Specialist article · April 2026
Assessing deferred maintenance correctly: why renovation and modernisation costs are usually not deductible one-to-one
Many owners assume that outstanding renovation or modernisation costs can be deducted euro for euro from the property value. In practice this is usually too simplistic: what matters is how the market actually assesses the defect.
A common misconception in property valuation is that modernisation backlogs or neglected maintenance can automatically be deducted in full from the market value. In fact, what matters is not solely the calculated tradesman's costs, but the question of how the defect affects the market. A roof in need of renovation, outdated building services or a modernisation backlog do regularly reduce the value, but not necessarily by the amount of the calculated remediation costs. Buyers take into account not only the cost but also the remaining usability, the overall condition of the property and the situation on the market.
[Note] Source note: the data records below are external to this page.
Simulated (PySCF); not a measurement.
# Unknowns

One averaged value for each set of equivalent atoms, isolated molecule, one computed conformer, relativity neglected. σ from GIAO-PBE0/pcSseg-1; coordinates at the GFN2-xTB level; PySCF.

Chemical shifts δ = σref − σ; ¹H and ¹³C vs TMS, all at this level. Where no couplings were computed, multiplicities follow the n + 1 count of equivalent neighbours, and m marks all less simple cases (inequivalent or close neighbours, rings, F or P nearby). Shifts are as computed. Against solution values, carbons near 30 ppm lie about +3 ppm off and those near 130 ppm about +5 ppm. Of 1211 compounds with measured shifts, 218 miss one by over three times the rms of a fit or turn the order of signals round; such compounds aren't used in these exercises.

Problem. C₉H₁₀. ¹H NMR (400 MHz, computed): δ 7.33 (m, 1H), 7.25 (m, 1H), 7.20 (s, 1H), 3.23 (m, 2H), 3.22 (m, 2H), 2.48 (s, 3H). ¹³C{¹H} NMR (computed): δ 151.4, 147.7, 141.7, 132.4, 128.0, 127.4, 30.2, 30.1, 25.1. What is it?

In addition, a renovation often not only remedies a defect but at the same time creates a better condition than before. In valuation terms, the principle of "new for old" therefore also plays a role. Anyone who, for example, fully renews old components not only restores the previous condition but often gains a longer remaining useful life and better marketability. In appraisals it must therefore be carefully derived which reduction in value actually applies. A flat one-to-one deduction falls short in many cases. What is always decisive is the specific market situation and the verifiable valuation of the individual property.